To-Do List vs a Project List

Why do I want to make a to-do list?  I want to make better use of my time without becoming overwhelmed.  I can't do everything.  It's not worth trying to do too much and I want some slack time to do nothing, just relax.

Now I'm not so busy that I need a complicated method.  An easy method for the best use of my time is what I want.
I don't want to learn how to set up flags and colored stars to make priorities and whatever. It's Fun to make lists but I don't want to spend all my time and energy only making lists rather than actually taking action.

My mistake was in not paying attention to the difference between a to-do list and a project list.

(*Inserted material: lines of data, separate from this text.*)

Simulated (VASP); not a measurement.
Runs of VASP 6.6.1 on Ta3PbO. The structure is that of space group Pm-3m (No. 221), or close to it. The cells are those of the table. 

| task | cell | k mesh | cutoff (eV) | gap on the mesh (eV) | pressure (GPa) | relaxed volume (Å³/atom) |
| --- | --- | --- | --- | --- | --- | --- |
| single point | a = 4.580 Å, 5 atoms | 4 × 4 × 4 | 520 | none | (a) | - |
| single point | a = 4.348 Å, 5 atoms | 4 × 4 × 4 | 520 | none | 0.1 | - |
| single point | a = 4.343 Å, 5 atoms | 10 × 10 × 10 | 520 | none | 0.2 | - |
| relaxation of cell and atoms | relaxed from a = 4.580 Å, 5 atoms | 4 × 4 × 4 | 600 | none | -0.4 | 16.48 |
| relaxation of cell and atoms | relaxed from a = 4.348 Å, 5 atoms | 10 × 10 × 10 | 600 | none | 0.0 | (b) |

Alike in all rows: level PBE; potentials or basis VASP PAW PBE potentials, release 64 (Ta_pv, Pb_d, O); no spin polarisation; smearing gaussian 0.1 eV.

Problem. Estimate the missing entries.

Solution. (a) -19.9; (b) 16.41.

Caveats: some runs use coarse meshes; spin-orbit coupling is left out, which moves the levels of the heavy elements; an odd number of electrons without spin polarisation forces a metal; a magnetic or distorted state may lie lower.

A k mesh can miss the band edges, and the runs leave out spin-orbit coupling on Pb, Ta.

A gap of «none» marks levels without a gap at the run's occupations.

A project could be something like "I want to keep the house in good condition", which I can name as something like House Maintenance.
But this doesn't explain how to do it.

If I list the things I need to do for this project, Wunderlist calls them subtasks; I can now transfer them to my to-do list when I'm ready as:
-Vacuum dryer exhaust duct.
-Buy wireless smoke detectors.
-Install wireless smoke detectors.
and so on.
This is very specific and doable step by step.

There are many ways to do this but if you confuse a project list with a to-do list, the way I did,  not much will get done.

Here is how I do it now:

I use Wunderlist to list my projects and break them down into subtasks that need to be done to complete the project.

I then transfer a subtask (here it's Dryer exhaust duct) onto my to-do list called "Do It (Tomorrow)".

I use "Do it tomorrow" for my actual to-do list.  It's very simple and I wind up doing much more than with complicated lists.

Link to Planning Page for more ideas: Planning

What are your thoughts and ideas?  How do you like to do it?


  1. I just keep both my general "to do list" and my "project list" in my head. Maybe that's why it can take years to get around to doing items on them?

    1. Same way with me. Hopefully the lists will help me.

  2. John, I have to make lists... or things don't get done. Right now I list what I need to do daily on my iPhone calendar and move them to the next day if they don't get done that day. A lot of things move on down the week since retirement, but that's OK. I consider the ability to do this *a perk*!

    1. That sounds like a good system. After retirement we're allowed to have time to sit back and relax. I still want to do a lot of things but I also want to do them at my own pace.

  3. I go through binge periods where sometimes I tackle a ton of things and get them out of the way. And others times I totally slack off. Seems like I can only live on one end of the spectrum or the other :) I don't really make lists. I just walk around the house and decide what I feel like doing.

    1. Sometimes I go on and off trying to do what's on the list, not sure why.

  4. While I admire your incentive and ambition I must confess this would cause me untold amounts of stress. I would feel obligated to adhere to the list with a do or die mentality! Some days just eating breakfast is an achievement. I wish you luck with your lists. I will have to decline the idea and continue with my moving very slow and working when I feel like it approach.

    1. You've earned it. I often skip what I'm "supposed" to be doing. It's not worth it to force yourself. Besides I leave half my time with nothing to do. The most important thing is to enjoy yourself.

  5. I was going to suggest making two lists. One for large time consuming jobs and another for smaller tasks that won't take too much time. Then as I read on I found that is sort of what you did. You don't need me this time.

  6. The first sign is funny.
    No 'to do list' here, we just remember what has to be done and do it when necessary. Most important things first.

    1. Sounds good to me. I just feel better writing it down, sort of obsessive/compulsive.